Salesforce then offered me an incredible opportunity I couldn’t refuse to lead the Data, Infra, and Intelligence Platforms for Marketing cloud, where I have worked now for two years.
What has been the biggest challenge you’ve faced moving into your current role?
One of the biggest challenges I face as a leader is acquiring adequate company knowledge and context for business decisions. Coming into a senior role as a new employee, I needed to develop an understanding of Salesforce as a company quickly. I have overcome this challenge by engaging in Salesforce events and conferences and by talking to peers who have a longer history with the company and deeper contextual knowledge about the business. I’m an engineer at heart, and technology is the easiest for me to grasp, so I’ve spent more time learning the business context within Salesforce.
Every time I’ve moved into a new role in my career, I’ve tried to be sensitive to changes in team and company cultures, asking myself, “How can I adapt the culture and influence it positively? How can my team make the company culture our own?” To achieve this, I focus on building a relationship of trust with my peers, teams, and other stakeholders. This takes time and work to build.
I believe that vulnerability is important as it sets the expectation to my engineers that I do not have all of the answers and there are things that I would like to learn from them as well. I believe human beings are a package and, as humans, we come with our own strengths and weaknesses. It’s important to ask for help and feedback from your peers, managers, and even your direct reports to help you move past areas that are holding you back. Having a diverse and inclusive set of peers and teams allows us to be much more than the sum of our parts.
Briefly describe your stack and workflow
This question is exciting and very close to my heart! We have one of the largest SQL estates on the planet and constantly push the limits of our infrastructure with the amount of the data that we ingest and the amount of workflows that we support. Salesforce Marketing Cloud supports our customers to send everything from abandoned shopping cart emails to banking notifications and promotional offers.
Running the Infra and Data platform, with the multitude of technologies underneath it, at enterprise scale, and with the trust and safety requirements necessary, is a hugely exciting and complex task. By adding data insights, anomaly detection, AI, and learning patterns, we support both our infrastructure and our customer’s needs. We are constantly modernizing it to newer, better, and more performant stacks. Our team continuously releases and upgrades as the product engineering teams focus on Salesforce Marketing Cloud’s five major releases per year, which ensures that our infrastructure is always ready.
We’re always looking at our capacity plan and at security. Trust is not just security in my mind. Our customers trust our platform when it is secure, reliable, available, and performing. This is my key focus and top of mind for me always.

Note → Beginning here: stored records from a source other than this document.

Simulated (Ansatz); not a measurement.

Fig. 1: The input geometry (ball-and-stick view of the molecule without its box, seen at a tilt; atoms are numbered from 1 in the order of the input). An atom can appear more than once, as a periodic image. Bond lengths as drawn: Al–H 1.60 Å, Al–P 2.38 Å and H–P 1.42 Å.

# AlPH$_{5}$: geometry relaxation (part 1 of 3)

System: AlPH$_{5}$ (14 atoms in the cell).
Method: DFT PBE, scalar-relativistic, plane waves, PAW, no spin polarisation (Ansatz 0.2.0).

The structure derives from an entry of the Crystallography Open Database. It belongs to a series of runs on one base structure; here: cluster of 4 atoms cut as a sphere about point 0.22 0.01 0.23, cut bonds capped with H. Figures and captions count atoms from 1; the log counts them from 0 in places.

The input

What does your typical day look like?
My team is mostly engineers and I believe that engineers work best together when solving problems. Usually I engage on a one-on-one basis to problem solve and see what I can offer in terms of mentoring, guidance, or technical help. I do this as often as I can, given the large size of my organization, along with having regular one-on-one meetings with my direct reports, skip levels, peers, and managers where we touch base and keep in sync. We also have a rhythm of business that includes weekly service health reviews where we look at fundamentals like capacity plans and availability metrics that are crucial to review regularly.
In strategy meetings, we discuss longer term plans. I try to spend time weekly on a handful of incidents where I can deeply engage technically and work with an engineer to build relationships, better understand their challenges, and identify where I can help. This is important for me as it keeps me honest and grounded and keeps me abreast of both the technology and the challenges that our engineers are facing.
As for how I keep myself organized, I find the many tools and processes a large company like Salesforce provides have helped me scale. I have some perfectionist tendencies which initially made it challenging for me to delegate meetings, but now I look at my meetings and assess where I am critical and which ones I can delegate to my peers or team.
Discipline is critical to managing my time and getting the most important things done while focusing on my health, family, and well-being, too. This is a continuous learning process for me and something I see evolving with the requirements of the roles I do.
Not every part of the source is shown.